February 4, 2019


My middle school-aged daughter came home from class with instructions for a history report that included the phrase, "Do not cite Wikipedia as a source."  She explained that her teacher all but forbade them from using Wikipedia over concerns that the site is not adequately reviewed by objective experts and could not be relied upon for accuracy.  I remember similar warnings about the voluminous printed encyclopaedias from teachers in my middle school days, though I suspect their primary concern was plagarism from what was (at the time) one of the few truly comprehensive informational resources available to us.

Source: Amazon.com

I was likely in college before I realized that all history is written from the perspective (read "bias") of the author and that none of it can be relied-upon to be truly objective.  That said, I disagree with the idea that sources like Wikipedia should be avoided. Rather, I tried to explain to my daughter that, becuase they contain such a huge amount of well-organized information, web sites like Wikipedia can be extremely useful tools for any serious researcher to identify specific aspects of historical information that can then be researched independently, using other (preferably original) sources.  The argument was lost on her, as the "Wikipedia = Bad" bias had sunk in.  But it got me thinking...

We see, hear and read a lot of information on a daily basis.  None of the sources of that information--whether a newspaper, a web site, a book, social media, or even the voice of a friend across the fence--can be assumed to be free from bias and subjectivity.  Think about the last time you relayed information to someone (e.g., about an occurrence at your office).  Don't you recall that you had some sort of "bent" or angle on the story, meaning that you told it with your opinions in mind?  And didn't you hope that, by relating the story, the person to whom you were speaking would likewise come to see the event the same we you did? 

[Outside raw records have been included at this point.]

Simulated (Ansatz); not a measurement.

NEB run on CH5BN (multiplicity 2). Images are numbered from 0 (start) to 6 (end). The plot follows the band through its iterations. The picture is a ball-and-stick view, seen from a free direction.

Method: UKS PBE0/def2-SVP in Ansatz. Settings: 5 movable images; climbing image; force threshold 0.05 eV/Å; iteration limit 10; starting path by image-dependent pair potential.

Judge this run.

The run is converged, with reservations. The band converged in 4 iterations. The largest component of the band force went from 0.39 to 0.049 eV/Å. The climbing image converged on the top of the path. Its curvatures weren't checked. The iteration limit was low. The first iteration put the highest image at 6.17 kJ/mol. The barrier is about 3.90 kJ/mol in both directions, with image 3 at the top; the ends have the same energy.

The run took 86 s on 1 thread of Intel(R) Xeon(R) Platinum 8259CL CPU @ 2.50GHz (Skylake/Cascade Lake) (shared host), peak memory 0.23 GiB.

Very few of the influences in our lives can be categorized as "truly objective."  And yet we don't stop reading the paper or listening to our friends.  Rather, we accept a certain level of opinion or bias exists in all our exchanges of information.  The problem, I think, is that we often fail to take that extra step to confirm (or disprove) the information we receive and sometimes even act on it.  If a friend, for instance, say something negative about another individual, we will often allow that comment to color our perception of that person forever, rather than take the time to truly find out of the friend's comment was accurate or not.  And if not, why not. 

That, to me, is the danger of all the "Wikipedias" in our lives.  We can't rely on any one source to direct our actions or shape our opinions.  We must always seek to expand our abilities to see the world from other points of view.  Without doing so, we'll never reach common ground.